…Passage Of Bill To Guarantee Safety Of Tertiary Institutions’ Students – Lawan
The Senate on Tuesday passed a bill for an Act to Prevent, Prohibit and Redress Sexual Harassment of Students in Tertiary Educational Institutions.
President of the Senate, Ahmad Lawan, in a statement signed by his Special Assistant, Press, Ezrel Tabiowo, said that the passage of the sexual harassment bill, sponsored by the Deputy Senate President, Ovie Omo-Agege, APC-Delta Central, by the Senate will ensure the safety of students of tertiary institutions in the country.
The passage of the bill followed the consideration of the report of the Senate Committee on Judiciary, Human Rights and Legal Matters.
Lawan said, “This is a very important and landmark legislation that this Ninth Senate has passed. We have to protect our daughters from predators.
“In the process, we could see clearly that we wanted fair means of determining what offence somebody is accused of, so it is a balanced legislation.
“We want our tertiary institutions to be a very safe environment for everyone, and this is a legislation that will ensure that wish.”
Earlier, the Chairman of the Committee on Judiciary, Human Rights and Legal Matters, Senator Opeyemi Bamidele, APC – Ekiti Central, in his presentation said the piece of legislation “attracted unprecedented support from not only distinguished senators as demonstrated by the 106 senators who co-sponsored the bill, but an overwhelming number of Nigerians, who see the bill as a necessary legislative intervention that will bring sanity and good order to the educator-student relationship in our tertiary institutions.”
Bamidele added, “The bill is not targeted at a particular community – the educators and it does not interfere with the autonomy of the universities – rather, it is intended to reposition and strengthen our tertiary educational institutions to maintain the core values of etiquette and excellence.”

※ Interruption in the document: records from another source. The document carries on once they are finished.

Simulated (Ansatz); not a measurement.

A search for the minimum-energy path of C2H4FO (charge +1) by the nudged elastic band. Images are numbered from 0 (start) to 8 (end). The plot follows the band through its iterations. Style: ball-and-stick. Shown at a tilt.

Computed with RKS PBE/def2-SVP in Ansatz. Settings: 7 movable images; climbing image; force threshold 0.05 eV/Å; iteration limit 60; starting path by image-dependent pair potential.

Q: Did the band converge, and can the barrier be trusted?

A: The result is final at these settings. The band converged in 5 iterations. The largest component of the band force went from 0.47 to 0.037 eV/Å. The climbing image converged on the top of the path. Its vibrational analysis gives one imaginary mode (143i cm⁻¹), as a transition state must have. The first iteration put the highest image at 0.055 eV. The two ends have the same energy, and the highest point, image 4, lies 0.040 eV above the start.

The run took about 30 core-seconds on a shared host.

He noted that with the passage of the bill, the piece of legislation will bridge the huge gap and give legal backing to any internal rule by educational institutions to check the incidences of sexual harassment; stating that contrary to ASUU’s claim that there are extant laws that can sufficiently address sexual harassment in tertiary institutions, the Committee found that there are no such laws.
He stressed, “This legislation is meant to address incidence of sexual harassment in tertiary institutions only, as there are other laws that address sexual offences in respect of persons under the age of 18 years such as the Child Rights Act 2003.
“By enacting this bill into law, the Nigerian government would be fulfilling part of its obligations undertaken through the ratification of the United States Convention on the Elimination of All Forms of Discrimination Against Women, CEDAW; the African Charter on Human and Peoples Rights; the Protocol to the African Charter on the Rights of Women in Africa; and the African Charter on the Rights and Welfare of the Child, amongst others.”
However, there were divergent opinions among the lawmakers, during the clause by clause consideration of the bill, on the retention of clause seven in the bill.
The Deputy Senate President, Omo-Agege, who proposed an amendment to clause 7, argued that it was unnecessary for the prosecution to prove the intention of the accused person or the condition under which the act of sexual harassment was carried out.
According to him, the commission of sexual harassment was sufficient to try any educator accused of a sexual offence.
Senate Leader, Yahaya Abdullahi, APC – Kebbi North, and Senator Abdullahi Adamu, APC – Nasarawa West, argued that should the bill make it unnecessary for the prosecutor to prove the intention of any accused person in a sexual harassment trial, the requisite standards obtainable in criminal proceedings would be lowered.
Senator James Manager, PDP – Delta South, averred that going ahead to pass the bill without making it compulsory for prosecutors to prove the intention of the accused person in a sexual harassment case, may expose educators to blackmail.
Manager said, “Laws are being made for the people, and when you make laws with a technical amendment like this, we have to be very careful.
“The rape cases that we have had in recent times, majority of them are outside the universities or the tertiary institutions; and they are all strict liability offences. We have not been able to amend that particular part of the law.
“When you isolate, because some of the rape cases are on children, who are even five or six years, but the burden of proof is still strict liability. You have to prove, that is for a separate law for a separate group of people.
“Mr. President, we have to be very careful, as we are trying to protect the female students, we must be seen to be protecting some innocent lecturers.
“In this day of the internet, a lecturer can easily be set up. We have to be very careful. For us to isolate by removing the intention, that will not be good enough.”
The lawmakers while voting on clause seven, voted for its retention as contained in the bill and recommended by the Committee.
The clause provides for strict liability, which makes it necessary for prosecutors to prove the intention of the accused, as well as the condition under which the act of sexual harassment was carried out.